COLUMBIA — When a 13-year-old girl with cerebral palsy baked to death in a locked, stifling car as her mother and boyfriend went on a drug binge, who deserved the blame was never in question. But state law made their conviction difficult, Solicitor Duffie Stone told legislators Thursday.

Last year, a Colleton County jury found Rita Pangalangan of Walterboro, and her boyfriend, Larry Eugene King, guilty of murder after they left Cristina Pangalangan — who could not walk or talk — in the back seat of her mother’s car for nearly six hours in August 2019 as the temperature inside climbed.

Stone told senators he intended to prosecute the two under the state’s homicide by child abuse law. But he couldn’t. The law’s age cap didn’t allow it.

The decades-old state law says victims must be under 11 years old for someone to be guilty of killing them through child abuse or neglect. The bill Stone supports would raise the cap to 18.

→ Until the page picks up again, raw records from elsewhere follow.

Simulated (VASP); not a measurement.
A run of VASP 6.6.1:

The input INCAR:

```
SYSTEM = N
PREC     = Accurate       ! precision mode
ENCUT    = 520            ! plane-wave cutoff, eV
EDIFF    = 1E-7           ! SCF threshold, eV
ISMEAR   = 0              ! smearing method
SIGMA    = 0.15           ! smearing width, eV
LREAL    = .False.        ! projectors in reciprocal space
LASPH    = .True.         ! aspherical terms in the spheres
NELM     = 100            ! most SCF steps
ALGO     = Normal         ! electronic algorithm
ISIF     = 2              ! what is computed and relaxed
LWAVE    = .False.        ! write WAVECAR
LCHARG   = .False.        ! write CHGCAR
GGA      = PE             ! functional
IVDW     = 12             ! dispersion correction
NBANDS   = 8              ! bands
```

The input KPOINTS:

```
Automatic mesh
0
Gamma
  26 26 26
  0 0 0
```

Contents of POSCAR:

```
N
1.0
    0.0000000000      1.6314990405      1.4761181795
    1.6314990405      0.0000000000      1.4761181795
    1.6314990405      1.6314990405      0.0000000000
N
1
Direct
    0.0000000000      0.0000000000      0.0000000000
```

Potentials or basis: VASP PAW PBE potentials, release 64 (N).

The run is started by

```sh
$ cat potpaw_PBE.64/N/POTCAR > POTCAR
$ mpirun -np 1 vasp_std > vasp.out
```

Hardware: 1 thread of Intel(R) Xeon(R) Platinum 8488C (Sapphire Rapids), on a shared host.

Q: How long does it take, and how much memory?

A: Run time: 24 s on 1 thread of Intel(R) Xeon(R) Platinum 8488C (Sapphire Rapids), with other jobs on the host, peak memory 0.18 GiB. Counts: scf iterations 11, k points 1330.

A unanimous vote Thursday advanced it to the full Senate Judiciary Committe.

“I don’t know why that was in there,” Sen. Sandy Senn, a co-sponsor, said of the 11-year-old limit.

“It’s silly. Kids over 11 matter, too,” said the Charleston Republican, who sits on the panel. Advancing it was a no-brainer, she told the SC Daily Gazette, adding the change would help law enforcement and prosecutors.

Stone said he doesn’t know why the law’s set at 11 either, even after researching it.

“Not only does it not make much sense to me, it makes it very, very difficult to bring a charge,” said the chief prosecutor for Allendale, Beaufort, Colleton, Hampton and Jasper counties.

Stone said he had to use a state Supreme Court ruling from 1957 to charge the couple with murder.

Cristina, who had severe cerebral palsy with spastic quadriplegia, died with a body temperature of 109.9 degrees, as high as the coroner’s thermometer could record. The official cause of death was hyperthermia, an extreme fever, according to Stone’s office.

“No air conditioning, no breeze, no windows down, and the temperatures inside the car, over that six-hour period, reached … over 118 degrees,” he told the subcommittee.

The child’s mother was sentenced to 37 years in prison. King was sentenced to 32 years.

Under state law, the penalty range for convictions of homicide by child abuse is 20 years to life in prison, while anyone who assists in the crime faces up to 20 years in prison. That compares to 30 years to life in prison for anyone convicted of murder, as well as a possible death sentence under certain circumstances, which include killing a child under 12 years old.

Duffie noted that the Legislature raised the age for juvenile offenders. Under a law that took effect in 2019, minors can’t be tried as adults for most crimes until they’re 18. Previously, 17-year-olds could be tried as adults.

“It seems to me it should be the same for victims,” Stone said about extending who’s considered a child.